Book: Abandon in Place

Jerry Oltion is a familiar name from Analog so when I was looking for something interesting I picked up his novel Abandon in Place. The story starts with a phantom launch of an old Saturn V Apollo rocket from an abandoned pad at Cape Canaveral, witnessed by shuttle austronaut Rick Spencer, visible all the way to the moon before disappearing. After another ghost ship heads for orbit and on to the moon, he convinces the NASA brass to let him try and hitch a ride.

Sure enough, the spaceship is solid enough to carry Spencer but once in LEO instead of shutting things down, his girlfriend Tessa–coincidentally commanding the current shuttle mission–and a Japanese scientist EVA over and the three decide to see where the mysterious vehicle takes them rather than shutting the Apollo down. They get to the moon, the two astronauts ride the LEM to the surface and back home.

Only thing is, if Spencer starts to think the wrong way the spaceship starts to disappear right from under them. The ships, it seems, are made solid from the communal desire of humanity. Once home and away from the government scientists looking to see if Spencer’s ability can be turned into weaponry, he and Tessa are able to create almost anything out of thin air. Flowers, moon landers, almost anything.

Their ability is the manifestation of the Eastern belief that everything is really one, death is simply another transformation and, heck, if enough people really want something bad enough, they can make it come true. In fact, Oltion brings in the Pope Dave character he’s written about elsewhere to tell our heroes that he and his predecessors have actually known about this for centuries; they’re the source of religious miracles.
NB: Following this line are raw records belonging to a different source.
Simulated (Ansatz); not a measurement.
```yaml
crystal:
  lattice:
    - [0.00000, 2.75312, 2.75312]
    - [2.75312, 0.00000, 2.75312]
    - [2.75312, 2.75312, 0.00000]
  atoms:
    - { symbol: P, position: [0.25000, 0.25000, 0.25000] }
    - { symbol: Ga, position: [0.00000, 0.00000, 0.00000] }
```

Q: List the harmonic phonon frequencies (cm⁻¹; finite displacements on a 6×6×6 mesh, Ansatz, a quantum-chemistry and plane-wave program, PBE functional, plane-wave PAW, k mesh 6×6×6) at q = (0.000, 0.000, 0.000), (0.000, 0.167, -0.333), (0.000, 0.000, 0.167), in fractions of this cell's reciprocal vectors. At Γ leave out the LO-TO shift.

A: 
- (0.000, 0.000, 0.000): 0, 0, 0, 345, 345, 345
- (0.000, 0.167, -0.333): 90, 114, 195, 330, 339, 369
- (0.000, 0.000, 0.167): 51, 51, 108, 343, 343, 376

But just as Satan figures large in the Bible, an Eastern European nationalist is able to tap into the power for evil. Bagdoni has no qualms over creating towering, indefatiguable warriors who swarm west across the continent. Spencer and Tessa fly to England in a desparate bid to stop him and, of course, just barely succeed. In the process the astronaut learns the truth about existence I mentioned.

Abandon in Place started out as a Nebula Award winning novela, which I remember reading and enjoying. Science fiction economics being what they are, I suppose Oltion had too much incentive not to expand the story to book length but the idea (or the execution) simply doesn’t support it. Find the original and skip the novel.